By September 5, 2019October 22nd, 2021No Comments
 

Madeleine Grummet

 

In 2020 girledworld will launch a book by teenage girls, for teenage girls, called You Are Not Your Face. (See today’s story on girledworld and our Melbourne Writers Festival teenage forum on page 5 of The Australian by Stephen Lunn).

Truth be told, You Are Not Your Face kind of wrote itself.

We could see the rising pressure teenagers are facing in the digital age, and the overwhelming complexity of navigating life on and offline, so we simply tapped a seam to let them share their stories, and were totally blown away by the responses we received.

More than 8000+ 13-19 year old girls from India, Brazil, Pakistan, China, Australia, France, Germany, Korea and the USA contributed their incredible stories, life experiences and abundant wisdom to this girledworld global storytelling project, exploring the complex realities of life as a teenager in a technology-fuelled digital world.

This is a generation of pure digital natives.

They do not know life without the internet.
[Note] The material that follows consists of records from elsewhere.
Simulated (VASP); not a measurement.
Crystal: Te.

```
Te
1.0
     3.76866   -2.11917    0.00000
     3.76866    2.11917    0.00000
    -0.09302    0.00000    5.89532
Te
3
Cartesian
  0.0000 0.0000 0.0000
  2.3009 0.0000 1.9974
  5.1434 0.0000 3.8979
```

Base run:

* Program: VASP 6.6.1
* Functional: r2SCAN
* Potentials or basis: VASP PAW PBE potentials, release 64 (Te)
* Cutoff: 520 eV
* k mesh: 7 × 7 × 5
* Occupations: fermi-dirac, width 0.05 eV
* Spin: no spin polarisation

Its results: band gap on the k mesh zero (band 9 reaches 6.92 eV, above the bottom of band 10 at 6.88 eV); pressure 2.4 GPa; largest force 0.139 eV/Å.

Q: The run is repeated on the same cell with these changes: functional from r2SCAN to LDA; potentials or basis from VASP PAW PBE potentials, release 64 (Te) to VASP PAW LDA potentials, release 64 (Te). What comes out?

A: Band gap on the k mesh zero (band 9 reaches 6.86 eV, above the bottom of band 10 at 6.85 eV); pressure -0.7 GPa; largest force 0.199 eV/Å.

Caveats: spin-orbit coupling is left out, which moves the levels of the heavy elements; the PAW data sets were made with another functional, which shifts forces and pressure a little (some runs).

Their affinity with the technologies that have brought us to the edge of the Fourth Industrial Revolution sets them apart from previous generations as they adapt to unprecedented change and come of age in a digitised world (according to futurist Gerd Leonhard humanity will face more change in the next 20 years than it has in the last 300).

Technology has not only shaped the way they communicate, live, learn and socialise, but has also created a new set of rules, beliefs, fears and social aspirations, both on and offline, as they cultivate perfectly edited digital identities that contrast starkly with the ordinary realities of their everyday lives at home and school.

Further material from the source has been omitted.